Raymond Moore – In His Own Words

CC November 1968

This article is reproduced from Creative Camera Magazine, November 1968. In it, Raymond Moore explains something of his approach to and feelings about photography at the time. It was published at the time that Moore had the first exhibition by a living photographer to be organised and sponsored by the Arts Council (Wales).

In this technological era when photography and allied techniques are being used increasingly in the service of science and industry, it is important not to lose sight of its capabilities as a vehicle of individual human communication. So much of photographic image making is thrust upon the public, much in aid of advertising of one sort or another. The results though often extremely skilled technically tend to deal in sugar-coated half-truths with sentimental overtones. In the field of photo-reportage much is inverse sentimentalism, a tendency to view life from an essentially seamy aspect—the bias is towards the grim and grainy. In neither case is this always the fault of the photographer. He is usually directed by editors devoted to the sensational, and to the advertising barons who use him as a tool—admittedly often a well paid one—to persuade the public into buying. So much of this has caused many people to think this is what photography is about and to dismiss from their minds its possibilities as a medium of serious personal expression.

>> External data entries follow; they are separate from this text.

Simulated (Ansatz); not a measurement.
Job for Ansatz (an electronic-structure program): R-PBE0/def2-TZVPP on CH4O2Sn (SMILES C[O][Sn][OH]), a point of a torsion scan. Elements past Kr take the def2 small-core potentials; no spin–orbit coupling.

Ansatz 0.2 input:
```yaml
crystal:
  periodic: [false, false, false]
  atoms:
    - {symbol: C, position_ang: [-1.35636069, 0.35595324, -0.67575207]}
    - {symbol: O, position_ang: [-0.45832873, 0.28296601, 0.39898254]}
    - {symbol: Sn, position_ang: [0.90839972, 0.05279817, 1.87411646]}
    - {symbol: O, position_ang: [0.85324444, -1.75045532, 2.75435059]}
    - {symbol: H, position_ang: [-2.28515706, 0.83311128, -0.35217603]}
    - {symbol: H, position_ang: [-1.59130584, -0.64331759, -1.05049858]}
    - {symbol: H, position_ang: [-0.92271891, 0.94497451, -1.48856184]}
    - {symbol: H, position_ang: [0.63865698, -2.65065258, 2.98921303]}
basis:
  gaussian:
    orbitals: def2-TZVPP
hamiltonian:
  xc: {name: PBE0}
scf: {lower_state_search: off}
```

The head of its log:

Photograph of Ray Moore by Bob McClelland

The selection of particular images by an individual can be just as much a form of creative communication as any other graphic medium, and to relate these images in a book or exhibition can be a compelling revelation of a particular way of life.
Cartier-Bresson, Boubat, Eugene Smith among many others still seem to me to have used photography to create essentially photo-images, yet devoid of the gimmickry, technical and otherwise fashionable—this month’s model—approach. One feels a basic honesty and integrity that is missing from a great deal of today’s work.

Much of the rot has been caused by the present-day cult of impermanence, fostering a look-once-and-then-throw-away attitude. I get deep satisfaction at looking time and time again at even reproductions of significant photographs. To assume that because a photograph was taken in a fraction of a second it lacks the ability to hold the attention any longer is to my mind quite wrong.
If good taste and design skill are applied to the pursuit of the fashionable and with it’ the perpetrators and the public can be deceived into thinking this is a significant art form, and much of the bleached out high contrast glossy magazine look is only good taste allied to technical skill, though many of the photographers would probably hate to think so.
No — photography is primarily recording and when the recording is skilled and of something deeply felt it can be art with a small ‘a’. A selection from the life work of a photographer of genius like Cartier-Bresson would justify a capital.

Poster for the Welsh Arts Council touring exhibition of Ray Moore’s work in 1967-68.

But art or not, photography should be classed among the major means of creative expression not merely as a means of titillating the senses and pandering to human vanity between the pages of popular glossies, however skilled and inventive the techniques.

Of course the basic reasons behind all this lie in the nature of the twentieth century society, which while defending the rights of the individual, by the nature of its complex industrial structure compels the individual to become just another cog. He is rarely able to realise and express his whole ‘human beingness’ and achieve a state of deep personal responsibility at work, and in his leisure hours understandably succumbs to the dictates of the box and other methods of commercial persuasion. It is conceivable that in the future, apart from a few privileged professionals, only the gifted amateur (one who loves) may be able to keep alive this vitally important function of human expression.

The paragraphs that follow also served as Moore’s ‘artist’s statement’ in Modfot One, the catalogue of the 1967 show in which his work featured.

The strange, suggestive forms of rock and sand, the brooding presence of landscape and the almost surrealist interiors of old buildings are what provide me with visual equivalents to feeling, which I must have to justify a photograph. I am quite unable to explain why I choose particular objects in preference to others, it’s like asking a musician to explain or justify a series of notes. My concern anyway is often more with the shapes, tones and textures objects possess, rather than with any literary overtones they may contain. The message is a visual one.

I have been accused of being influenced by modern art. Of course I have, it’s better than being influenced by the nineteenth century. I am influenced by hundreds of things, all life is influence of one sort or another, one can’t avoid it. Influence is one thing, self-conscious imitation quite another. Anyone living at this time must be affected to some extent by the forces that have produced its painting, music and poetry, and if he is an honest photographer, this is bound to show quite naturally and unself-consciously in the work, governing his choice and treatment of subjects, whether near abstract or photo reportage. The photographs of Eugene Smith or Siskind could never have occurred at any other time.
The meaning and message lie in the photographs, it’s a visual matter and it cannot be translated into words. To me, they sing and celebrate life, or should do, and life is the extension of the person taking them. It’s the photographer’s uninhibited reaction to the moment that counts, not premeditated images culled from the stale air of the past. One of the greatest dangers is self-conscious originality, to try and be original is a sure way of not being. An empty self, childlike and uninhibited, is far more likely to make a truly original statement.

Technical matters are relatively unimportant. I use the camera I am happiest with, and that can produce the type of print I visualise; superb definition and ultra fine grain may be far less convincing than a grainy blur.

Light, from the gentle and persuasive to the harsh and strident, is the magical communicating agent, without it, all in life and the photographic print is black.